6 1/2 weeks before vote, English initiative is way ahead

Prop. 227 foes intensify uphill struggle

Opponents of a June ballot measure requiring English instruction in public schools said Thursday they are stepping up their campaign in hopes of chiseling away at the strong public support for ending bilingual education.

The campaign to defeat Proposition 227 staged a series of coordinated news conferences around the state Thursday to highlight what it said are the measure’s weak points, including lack of local district control over educational decisions and the measure’s emphasis on English-only instruction.

“There’s no evidence that this blanket approach will improve the education of non-native English-speaking students,” parent Vicki Capestany said.

The news conferences, including one at San Jose’s Horace Mann Academy,
followed by a day the release of a poll showing that Proposition 227 continues to enjoy strong support among voters.

The poll, released by the Public Policy Institute of California, found that 76 percent of voters support the ballot measure and 20 percent oppose it. Other voter surveys have confirmed that support, which appears to cut across political and ethnic lines.

But in a sign that voters are “conflicted,” the institute also found that most voters, 55 percent, would favor leaving decisions about bilingual education to local school districts.

The survey of 2,002 California residents was conducted April 1-8. The margin of error is plus or minus 2.5 percentage points.

Local opponents hope to chip away at the support with phone banks, targeted mailings and “lots of grass-roots organizing,” said Maria Ferrer,
a member of the Santa Clara County Board of Education.

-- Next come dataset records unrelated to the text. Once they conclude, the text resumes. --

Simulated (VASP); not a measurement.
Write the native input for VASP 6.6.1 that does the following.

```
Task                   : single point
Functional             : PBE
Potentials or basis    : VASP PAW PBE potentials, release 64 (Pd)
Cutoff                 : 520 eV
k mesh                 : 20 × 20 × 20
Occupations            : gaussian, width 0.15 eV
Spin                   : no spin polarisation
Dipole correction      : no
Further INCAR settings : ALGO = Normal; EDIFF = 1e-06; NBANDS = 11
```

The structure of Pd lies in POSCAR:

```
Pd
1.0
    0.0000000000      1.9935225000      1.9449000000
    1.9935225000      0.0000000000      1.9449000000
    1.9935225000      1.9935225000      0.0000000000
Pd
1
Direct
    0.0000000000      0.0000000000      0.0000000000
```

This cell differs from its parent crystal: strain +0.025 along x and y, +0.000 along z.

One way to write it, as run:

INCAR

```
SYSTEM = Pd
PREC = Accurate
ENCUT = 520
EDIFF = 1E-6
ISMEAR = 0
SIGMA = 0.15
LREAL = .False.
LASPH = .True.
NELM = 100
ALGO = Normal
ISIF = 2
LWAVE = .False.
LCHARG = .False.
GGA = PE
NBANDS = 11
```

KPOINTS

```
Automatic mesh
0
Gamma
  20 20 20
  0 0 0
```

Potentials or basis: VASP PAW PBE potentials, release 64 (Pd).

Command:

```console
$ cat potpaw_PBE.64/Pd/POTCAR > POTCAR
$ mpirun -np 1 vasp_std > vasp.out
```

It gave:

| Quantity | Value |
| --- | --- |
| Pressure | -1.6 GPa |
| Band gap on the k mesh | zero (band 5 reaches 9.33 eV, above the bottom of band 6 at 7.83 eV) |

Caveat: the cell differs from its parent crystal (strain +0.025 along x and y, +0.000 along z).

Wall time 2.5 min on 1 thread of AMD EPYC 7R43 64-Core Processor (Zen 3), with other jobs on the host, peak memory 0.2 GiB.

Conceived by Palo Alto businessman Ron Unz, Proposition 227 would amend the state Education Code to “require that all children be placed in English language classrooms.” This probably would curtail or eliminate the use of the various types of bilingual classrooms, in which students are educated in their home language until they learn English.

Under the initiative, students not fluent in English would spend about a year in “structured English immersion” classrooms, which would be designed to help them learn English. They would then move into regular English-language classes.

Unz drafted his measure in response to what he calls the “dismal failure” of bilingual education at educating students and making them fluent in English.

But opponents of the measure said Thursday that Unz’s solution would outlaw effective educational programs and do nothing to improve the plight of non-English-speaking students. By prescribing English instruction for nearly all public school classrooms, opponents said, it would rob parents and teachers of educational choice.

“I deserve the right to decide at the local level which program is the best educationally for these children,” Ferrer said.

Proposition 227 offers parents three types of exemptions if they want bilingual instruction. But opponents said the process offers no guarantees and creates a bureaucratic burden for parents.

“I see that as a way of parents’ losing control over the child,”
Ferrer said.

With less than seven weeks left before the election, both sides have been touting their endorsements. Los Angeles Mayor Richard Riordan, a moderate Republican, endorsed Proposition 227 late last week, saying bilingual education is “an experiment that has failed our children.”

On the other side, the opposition snagged the support of the Santa Ana school board, a key symbolic coup for the campaign. Santa Ana is the school district that employs Gloria Matta Tuchman, the elementary school teacher who is co-chairing the Proposition 227 campaign.

“She obviously couldn’t convince her colleagues to support this unproven method developed by her and Ron Unz,” Capestany said of Tuchman,
who instructs her students mostly in English.

But Proposition 227 spokeswoman Sherri Annis said the vote by the Santa Ana board was no surprise.

“I would make a distinction between a teacher supporting the initiative vs. a whole school district taking a position,” Annis said. “Most districts have entrenched bilingual programs, so it’s no surprise they would come out against it.”